Ukkonen’s Suffix Tree Construction

April 30, 2023

Ukkonen’s algorithm is used for constructing a suffix tree from a given input string. A suffix tree is a data structure that allows for efficient searching of substrings within a given string. Suffix trees have many applications, including but not limited to: string searching, pattern matching, and bioinformatics.

Brief History and Development

Ukkonen’s algorithm was developed by Esko Ukkonen in 1995. Prior to Ukkonen’s algorithm, suffix trees were constructed using quadratic time algorithms, making them inefficient for large datasets. Ukkonen’s algorithm has a linear time complexity of O(n), making it more efficient and practical for real-world applications.

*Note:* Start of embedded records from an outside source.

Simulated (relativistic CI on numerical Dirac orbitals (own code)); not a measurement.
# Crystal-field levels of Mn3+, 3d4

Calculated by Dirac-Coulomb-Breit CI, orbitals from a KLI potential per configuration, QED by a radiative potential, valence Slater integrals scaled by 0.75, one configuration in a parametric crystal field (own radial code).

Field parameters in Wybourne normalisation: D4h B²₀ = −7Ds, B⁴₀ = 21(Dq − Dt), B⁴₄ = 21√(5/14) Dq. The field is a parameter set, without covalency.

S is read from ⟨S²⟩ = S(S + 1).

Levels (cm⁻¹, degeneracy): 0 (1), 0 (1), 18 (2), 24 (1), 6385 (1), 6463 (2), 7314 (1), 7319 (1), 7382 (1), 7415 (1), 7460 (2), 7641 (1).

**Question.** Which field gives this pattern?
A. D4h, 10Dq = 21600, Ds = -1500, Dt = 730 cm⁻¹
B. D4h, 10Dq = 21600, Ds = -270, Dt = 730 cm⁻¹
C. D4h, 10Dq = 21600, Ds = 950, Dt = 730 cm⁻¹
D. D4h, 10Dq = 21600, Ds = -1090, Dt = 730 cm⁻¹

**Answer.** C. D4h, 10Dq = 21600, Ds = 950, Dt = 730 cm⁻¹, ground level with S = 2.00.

Key Concepts and Principles

Suffix Tree

A suffix tree is a tree-like data structure that stores all the suffixes of a given string. The suffix tree for a string S is defined as follows:

  1. The root node represents the empty string.
  2. Each non-root node represents a non-empty substring of S.
  3. Each edge represents a single character in S.
  4. The concatenation of the characters along any path from the root to a leaf node represents a suffix of S.

End Position

The end position of a substring in a suffix tree is defined as the index of the last character in the substring. For example, if the substring “abc” appears in a string at index 5, then the end position of “abc” is 7 (the index of “c” in the string).

Active Point

The active point is a tuple (active node, active edge, active length) that represents the current state of the algorithm while constructing the suffix tree. Initially, the active point is defined as (root, null, 0), where “root” is the root node of the suffix tree, “null” represents no edge, and “0” represents an empty string.

Extension Rule

The extension rule is the key principle used by Ukkonen’s algorithm for constructing the suffix tree. The extension rule states that if the active edge ends at a leaf node, and the next character in the input string is not already in the tree, then a new leaf node is added to the tree with a new edge representing the next character in the input string.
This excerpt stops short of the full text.